The buzz around “edge AI”, which means something slightly different to almost
everyone you talk to, is well past reaching a fever pitch. Regardless of what
edge AI means to you, the one commonality is typically that the hardware on
which inference is being performed is constrained in one or more dimensions,
whether it be compute, memory, or network bandwidth. Perhaps the most
constrained of these platforms are microcontrollers.
I have found that, while there is much discourse around “running AI” (i.e.
performing inference) on microcontrollers, there is a general lack of
information about what these systems are actually capable of, and how new
hardware advancements impact that equation. It is my hope with this series to
peel back some of the layers of terminology and explore what actually happens
between supplying inputs to a model and receiving outputs. Along the way, we’ll
ground our exploration in performing inference with real models on real
constrained hardware.
While “weights” get the majority of the attention with AI models, they alone are
not sufficient for performing inference. Depending on how a model is distributed
and what runtime is used, additional data or metadata may be supplied alongside
the model, or may be defined explicitly in software that interacts with the
weights. The most popular runtime for microcontrollers is Tensorflow Lite for
Microcontrollers
(tflite-micro),
which is an optimized version of Tensorflow
Lite.
Note: Google recently rebranded Tensorflow Lite to
LiteRT,
and tflite-micro to LiteRT for Microcontrollers.

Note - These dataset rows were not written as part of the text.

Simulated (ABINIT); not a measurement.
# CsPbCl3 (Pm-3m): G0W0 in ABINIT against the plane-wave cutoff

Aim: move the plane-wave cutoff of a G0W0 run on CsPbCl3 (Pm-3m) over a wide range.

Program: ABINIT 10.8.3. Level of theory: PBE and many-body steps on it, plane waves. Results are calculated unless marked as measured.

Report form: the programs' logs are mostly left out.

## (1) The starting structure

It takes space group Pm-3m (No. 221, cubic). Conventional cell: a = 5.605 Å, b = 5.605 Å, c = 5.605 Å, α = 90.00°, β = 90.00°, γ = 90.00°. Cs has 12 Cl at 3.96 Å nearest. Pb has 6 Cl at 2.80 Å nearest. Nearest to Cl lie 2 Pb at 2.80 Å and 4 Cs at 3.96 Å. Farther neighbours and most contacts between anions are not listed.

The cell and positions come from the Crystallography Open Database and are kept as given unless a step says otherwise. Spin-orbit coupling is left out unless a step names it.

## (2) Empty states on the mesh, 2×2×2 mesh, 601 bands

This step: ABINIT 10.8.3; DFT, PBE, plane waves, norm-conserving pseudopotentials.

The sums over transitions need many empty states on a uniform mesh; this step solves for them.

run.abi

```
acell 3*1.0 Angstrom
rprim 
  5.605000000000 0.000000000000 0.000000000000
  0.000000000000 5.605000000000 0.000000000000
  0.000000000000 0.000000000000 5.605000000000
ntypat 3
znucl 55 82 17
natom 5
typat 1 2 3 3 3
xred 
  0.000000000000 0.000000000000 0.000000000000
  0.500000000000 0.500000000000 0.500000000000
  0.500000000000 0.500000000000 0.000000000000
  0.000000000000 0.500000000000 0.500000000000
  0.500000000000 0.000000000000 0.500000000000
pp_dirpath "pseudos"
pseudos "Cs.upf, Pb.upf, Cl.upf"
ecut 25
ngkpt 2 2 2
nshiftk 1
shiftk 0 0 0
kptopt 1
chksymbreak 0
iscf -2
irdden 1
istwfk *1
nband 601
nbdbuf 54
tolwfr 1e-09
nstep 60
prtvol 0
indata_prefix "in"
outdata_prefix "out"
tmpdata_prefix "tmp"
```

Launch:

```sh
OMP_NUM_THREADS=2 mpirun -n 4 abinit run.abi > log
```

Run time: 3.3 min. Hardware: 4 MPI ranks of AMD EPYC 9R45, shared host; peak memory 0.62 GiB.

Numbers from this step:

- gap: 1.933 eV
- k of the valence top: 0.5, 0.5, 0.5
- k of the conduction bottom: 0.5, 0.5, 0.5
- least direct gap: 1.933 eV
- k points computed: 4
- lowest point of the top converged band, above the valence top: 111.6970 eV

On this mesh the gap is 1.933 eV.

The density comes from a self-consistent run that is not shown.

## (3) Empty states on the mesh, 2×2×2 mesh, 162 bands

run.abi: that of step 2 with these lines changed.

tflite-micro uses the .tflite file format, which encodes data using
FlatBuffers. Unlike some other model file formats,
.tflite files include not only the tensors that encapuslate model weights, but
also the computation graph, which informs the runtime of what operations to
use when performing inference. In order to do so, there needs to be a defined
set of operators. This is somewhat analagous to instructions defined in an
instruction set architecture
(ISA) for a
processor. With an ISA, a compiler will take a higher level programming language
and map the behavior onto instructions available in the ISA. Tensorflow supports
an extensive set of built-in
operators, while Tensorflow Lite, and
thus tflite-micro, supports only a
subset.
Continuing the analaogy, many processors implement specific versions of the ARM
architecture, but that
doesn’t mean that processors implementing the same ISA are equivalent. Every
instruction that is supported has to be implemented in hardware, and decisions
about how the processor is designed can impact performance on multiple
dimensions. Similarly, while Tensorflow Lite defines a set of operators, the
implementation of those operators, which are referred to as kernels, may vary.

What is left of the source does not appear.